According to the latest job report released by the Labor Department, the U.S. labor market remained strong in December, even as the Federal Reserve raised interest rates to the highest level in 15 years. Highlights from the report include:
👉 Non-farm payrolls: +223,000 (vs. +202,000 expected)
👉 Unemployment rate: 3.5% (vs. 3.7% expected)
👉 Average hourly earnings, month-over-month: +0.3% (vs. +0.4% expected)
👉 Average hourly earnings, year-over-year: +4.6% (vs. +5.0% expected)
Although the headline employment numbers have declined in recent months, hiring remains robust despite the Fed’s efforts to slow down significant job growth, which has placed upward pressure on wages and contributed to stubborn inflation. In December, average hourly earnings rose at a slightly lower pace of 0.3% from the revised 0.4% in November, while the annual gain in wages edged down to 4.6% from 4.8% the prior month.
Overall, the U.S. economy added 223,000 new positions in December, slightly more than the 200,000 jobs expected by Refinitiv economists, but marking the worst month for job creation in two years. Despite the slowdown in hiring, the unemployment rate unexpectedly fell to 3.5%.

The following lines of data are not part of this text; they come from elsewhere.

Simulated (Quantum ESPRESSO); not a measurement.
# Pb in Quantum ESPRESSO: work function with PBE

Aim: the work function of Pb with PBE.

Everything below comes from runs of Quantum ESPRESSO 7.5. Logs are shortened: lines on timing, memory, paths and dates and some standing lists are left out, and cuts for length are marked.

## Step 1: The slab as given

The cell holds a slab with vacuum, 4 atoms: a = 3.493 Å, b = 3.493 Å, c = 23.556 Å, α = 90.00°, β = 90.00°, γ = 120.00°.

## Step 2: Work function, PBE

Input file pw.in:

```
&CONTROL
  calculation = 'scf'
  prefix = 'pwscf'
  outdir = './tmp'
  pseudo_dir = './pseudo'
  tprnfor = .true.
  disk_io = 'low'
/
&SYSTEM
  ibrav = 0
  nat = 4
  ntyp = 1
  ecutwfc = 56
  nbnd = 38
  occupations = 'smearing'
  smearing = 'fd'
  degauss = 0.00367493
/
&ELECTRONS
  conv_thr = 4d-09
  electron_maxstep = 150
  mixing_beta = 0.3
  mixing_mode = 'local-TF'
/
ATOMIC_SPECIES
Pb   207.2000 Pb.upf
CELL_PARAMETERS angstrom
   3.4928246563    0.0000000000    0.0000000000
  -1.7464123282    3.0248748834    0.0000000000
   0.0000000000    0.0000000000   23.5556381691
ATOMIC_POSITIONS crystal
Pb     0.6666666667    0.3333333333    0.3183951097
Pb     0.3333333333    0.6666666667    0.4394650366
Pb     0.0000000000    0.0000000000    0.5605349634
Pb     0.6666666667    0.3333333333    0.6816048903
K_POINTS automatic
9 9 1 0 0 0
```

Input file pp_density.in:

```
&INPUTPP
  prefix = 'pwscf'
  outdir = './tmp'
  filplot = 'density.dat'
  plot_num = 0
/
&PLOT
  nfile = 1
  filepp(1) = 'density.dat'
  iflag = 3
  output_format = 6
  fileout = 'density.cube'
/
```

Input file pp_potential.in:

Mike Loewengart, head of model portfolio construction at Morgan Stanley Global Investment Office, commented on the report saying, “No doubt the labor market has been able to withstand prolonged rate hikes better than many expected. Remember though that monetary policy acts on a lag so it’s likely an if and not a when for a slowdown in hiring. The Fed minutes made it clear that rates will remain high for all of 2023, so investors should prepare for a bumpy ride.”